# Processed Dataset loading

In [89]:
import sys
import os
import importlib
import pathlib
import matplotlib.pyplot as plt
import seaborn as sns
import numpy as np
import pandas as pd


# Add project to path so we can import our modules
sys.path.append(os.path.abspath(".."))

# Import functionality from our source code
import src.data_loading.data_loader as data_loader
importlib.reload(data_loader)
from src.data_loading.data_loader import load_data, get_numerical_features, get_categorical_features

# Loading preprocessed dataset
script_dir  = pathlib.Path.cwd()              
project_root = script_dir.parent

file_path_full_df = project_root / 'data' / 'processed' / 'preprocessed_full_dataset.csv'
file_path_first_10k_rows = project_root / 'data' / 'processed' / 'preprocessed_dataset_first_10k_rows.csv'

df_full = load_data(str(file_path_full_df))
df_first_10k_rows = load_data(str(file_path_first_10k_rows))

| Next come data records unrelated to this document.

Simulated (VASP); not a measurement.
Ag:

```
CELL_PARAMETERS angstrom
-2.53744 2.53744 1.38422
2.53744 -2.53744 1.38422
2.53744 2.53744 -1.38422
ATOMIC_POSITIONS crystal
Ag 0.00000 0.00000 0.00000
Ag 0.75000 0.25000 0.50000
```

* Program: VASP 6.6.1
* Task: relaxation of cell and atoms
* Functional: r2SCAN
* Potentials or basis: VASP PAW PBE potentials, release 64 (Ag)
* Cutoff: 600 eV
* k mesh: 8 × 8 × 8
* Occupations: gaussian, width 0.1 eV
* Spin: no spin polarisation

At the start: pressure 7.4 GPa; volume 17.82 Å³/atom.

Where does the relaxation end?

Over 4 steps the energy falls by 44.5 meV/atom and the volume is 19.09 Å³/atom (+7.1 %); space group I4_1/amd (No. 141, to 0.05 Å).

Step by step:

Loading data from c:\Users\Utente\Desktop\STUDIO\LUISS\ANNO_3\Advanced_Coding\Credit_Score_Classification\data\processed\preprocessed_full_dataset.csv
Loaded dataset with 100000 rows and 32 columns
Loading data from c:\Users\Utente\Desktop\STUDIO\LUISS\ANNO_3\Advanced_Coding\Credit_Score_Classification\data\processed\preprocessed_dataset_first_10k_rows.csv
Loaded dataset with 10000 rows and 32 columns


In [90]:
# Choose here if to use the df full or 10k rows (faster computations but less reliable results)

#df = df_full 

df = df_first_10k_rows 

# Credit Score Classification Pipeline (End-to-End)

This script executes a modular, reproducible, and configurable machine learning pipeline for multi-class credit score classification, using XGBoost and an extended preprocessing + tuning architecture. The pipeline is implemented using a custom CreditScorePipeline class, which encapsulates all steps from data preparation to evaluation.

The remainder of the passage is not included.